It is down almost $300 from its high in less than a month…

Should you be worried?

Well, that depends on your perspective…

As I have mentioned in recent articles…

Gold sells are often used to cover margin calls triggered by a falling stock market…

And also that gold and silver have recently begun behaving somewhat like currencies…

The big difference is that gold and silver don’t have an economy behind them…

Which is why US Treasuries are rallying…

They are perceived to be safer than any other currency…

And are actually much more useful than gold.

But if you really want something to worry about…

The fall in the price of copper is what should be keeping you up at night…

It certainly is keeping Ben Bernanke up at night…

And for very good reason.

Why would that be?

Because copper, not gold is the real economic indicator.

That is to say…

Gold is a traditional precious metal…

And, in financially turbulent times, it has been a “holder of value” for many investors…

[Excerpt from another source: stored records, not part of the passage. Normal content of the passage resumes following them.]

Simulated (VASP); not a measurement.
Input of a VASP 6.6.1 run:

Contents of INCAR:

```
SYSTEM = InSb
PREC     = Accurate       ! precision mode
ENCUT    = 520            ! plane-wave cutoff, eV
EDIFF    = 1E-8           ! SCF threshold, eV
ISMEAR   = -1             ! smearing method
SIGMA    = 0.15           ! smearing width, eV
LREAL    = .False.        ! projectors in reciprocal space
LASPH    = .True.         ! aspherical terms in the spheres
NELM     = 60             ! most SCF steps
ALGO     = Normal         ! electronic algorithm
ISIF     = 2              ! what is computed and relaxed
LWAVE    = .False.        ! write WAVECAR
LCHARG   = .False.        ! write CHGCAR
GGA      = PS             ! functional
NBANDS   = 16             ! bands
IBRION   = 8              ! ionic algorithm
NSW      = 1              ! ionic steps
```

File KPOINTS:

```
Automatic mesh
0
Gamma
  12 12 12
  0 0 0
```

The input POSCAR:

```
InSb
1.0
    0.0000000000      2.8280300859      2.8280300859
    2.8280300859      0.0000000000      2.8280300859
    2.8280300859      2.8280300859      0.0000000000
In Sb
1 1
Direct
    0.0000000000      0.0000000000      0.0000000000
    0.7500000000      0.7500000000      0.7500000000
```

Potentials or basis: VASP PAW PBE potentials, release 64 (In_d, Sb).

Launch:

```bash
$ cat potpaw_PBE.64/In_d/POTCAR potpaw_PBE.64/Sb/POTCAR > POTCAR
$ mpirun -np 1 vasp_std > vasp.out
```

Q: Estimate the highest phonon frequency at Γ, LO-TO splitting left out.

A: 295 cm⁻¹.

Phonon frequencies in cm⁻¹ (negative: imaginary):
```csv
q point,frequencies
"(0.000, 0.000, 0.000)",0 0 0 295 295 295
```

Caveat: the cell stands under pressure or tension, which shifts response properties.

And lately, as the price of gold has skyrocketed…

It has been the ultimate measure of fear, doubt, and distrust in the global financial system among people and governments around the world…

But copper?

It is merely is the indicator of manufacturing activity.

Because when we talk about economic and industrial activity, copper is the metal that really matters; not gold.

When the price of copper rises, it is a hard indicator of an increase in manufacturing demand…

This demand means there is an increase in industrial activity.

However, when the price of copper drops…

It means a drop in industrial activity…

This is a pretty relevant indicator, don’t you think?

And what has happened to the price of copper?

It has dropped 25% in the past 2 weeks.

That’s right; the price of copper has gone down from $4.20 to below $3.25 a pound...

And it’s still dropping.

What is also relevant is which economy has the highest demand for copper…

That would be…China.

China consumes a whopping 37% of the world’s copper.

Compare that with Europe consuming 19%, and North America consuming only 11%.

So what’s going on?

Manufacturing activity in China, as measured by the Manufacturing Purchasing Managers index has dropped…

On September 22nd, it went down to the 49.4 level…

Any number below 50 is a sign of lower activity in the Chinese economy.

That means only one thing…

That’s right; China’s economy is slowing down.

In economic terms, China’s economy is contracting.

Is it any wonder that when Italy and European financial institutions asked China for a bailout…

Gao Xiqing, President of China’s huge sovereign wealth fund, replied, “We are not saviors.  We have to save ourselves.”

Why is this important?

Several reasons.

That Italy and eurozone authorities would approach China for help, is a stark admission…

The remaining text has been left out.